The College Football Transfer Wire Can Be Your Pal

Different things are bad until proven good. White Claw is bad. But I have one in the fridge, and maybe after I drink it tonight, White Claw will be good. That’s how life works.

The college football transfer wire is also bad. Except, it’s proven to be good in select circles. Applied to Red Wolves football, the transfer wire has been bad: we’ve lost a great QB, a terrific linebacker, a solid wide receiver and a pretty good offensive lineman to transfer over the off season. Bad.

However, we’ve also acquired some intriguing talent as well. QB James Blackman from Florida State, WR Tevailance Hunt from TCU, DL WR Khyheem Waleed from Boise St., John Mincey from Tennessee and OL Robert Holmes from Austin Peay are intriguing gets. Good.

In essence, we’ve exchanged proven commodities for assets with tantalizing promise. The entertainment value associated with “tantalizing promise” is the elixir of season ticket pitches and offseason content like this. But tantalizing promise is also the mana of transforming a good football team into something special. Thus far, new Red Wolves head football coach Butch Jones has sipped deeply from this chalice.
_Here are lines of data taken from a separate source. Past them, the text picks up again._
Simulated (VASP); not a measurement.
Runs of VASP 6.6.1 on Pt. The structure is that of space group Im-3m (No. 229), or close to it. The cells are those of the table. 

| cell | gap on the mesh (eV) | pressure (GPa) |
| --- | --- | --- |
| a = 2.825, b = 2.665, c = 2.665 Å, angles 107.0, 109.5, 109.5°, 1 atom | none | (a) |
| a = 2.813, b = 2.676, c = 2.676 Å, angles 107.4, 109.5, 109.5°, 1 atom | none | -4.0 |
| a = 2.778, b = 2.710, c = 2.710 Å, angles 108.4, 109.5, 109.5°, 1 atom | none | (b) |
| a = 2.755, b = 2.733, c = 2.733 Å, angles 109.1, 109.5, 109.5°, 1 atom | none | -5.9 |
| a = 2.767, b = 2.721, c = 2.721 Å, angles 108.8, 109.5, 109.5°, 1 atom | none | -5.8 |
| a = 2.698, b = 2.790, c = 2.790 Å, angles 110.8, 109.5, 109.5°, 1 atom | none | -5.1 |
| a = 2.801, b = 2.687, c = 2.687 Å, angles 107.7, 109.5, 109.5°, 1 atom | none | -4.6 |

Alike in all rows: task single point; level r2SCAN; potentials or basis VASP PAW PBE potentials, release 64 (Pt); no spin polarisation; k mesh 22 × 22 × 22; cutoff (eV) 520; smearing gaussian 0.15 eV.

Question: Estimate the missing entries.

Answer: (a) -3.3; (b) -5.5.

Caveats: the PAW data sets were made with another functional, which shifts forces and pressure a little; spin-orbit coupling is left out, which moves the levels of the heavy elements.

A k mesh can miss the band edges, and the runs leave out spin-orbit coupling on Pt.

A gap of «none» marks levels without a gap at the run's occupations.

There’s no great mystery to a new head coach dipping into his bag of resources and conscripting talent that mirrors his schemes. But Jones illustrates that the transfer wire did not sound the death bell for the Group of Five – at least not yet. The wire, it appears, runs both ways. Power Five programs will have an opportunity to pick and pluck unhappy G5 talent. But the Group of Five will also have that opportunity. After all, playing time remains a program’s most valuable coin. The transfer wire has only enhanced the value.

There will be losers. (You can’t have winners without them.) As I mentioned earlier, the Red Wolves lost some firepower to transfer. The air continues to leak for others G5s, as demonstrated by the Thundering Herd this week:

Reading the tea leaves, one wonders if the transfer wire will become a two-way highway, with the G5’s best moving in one direction, and the Power Five’s most troubled moving in the other. That would be bad, and would validate the transfer wire’s grouchy critics. However, I wouldn’t dismiss mankind’s uncanny ability to adjust.

Smart G5 programs will benefit from the transfer wire, even if it does become a lick log for the P5. Jones, who has never had a problem identifying talent, could very well make Arkansas State one of those “smart programs.” What’s different is bad until proven good.

And right now, the transfer wire is feel’n good.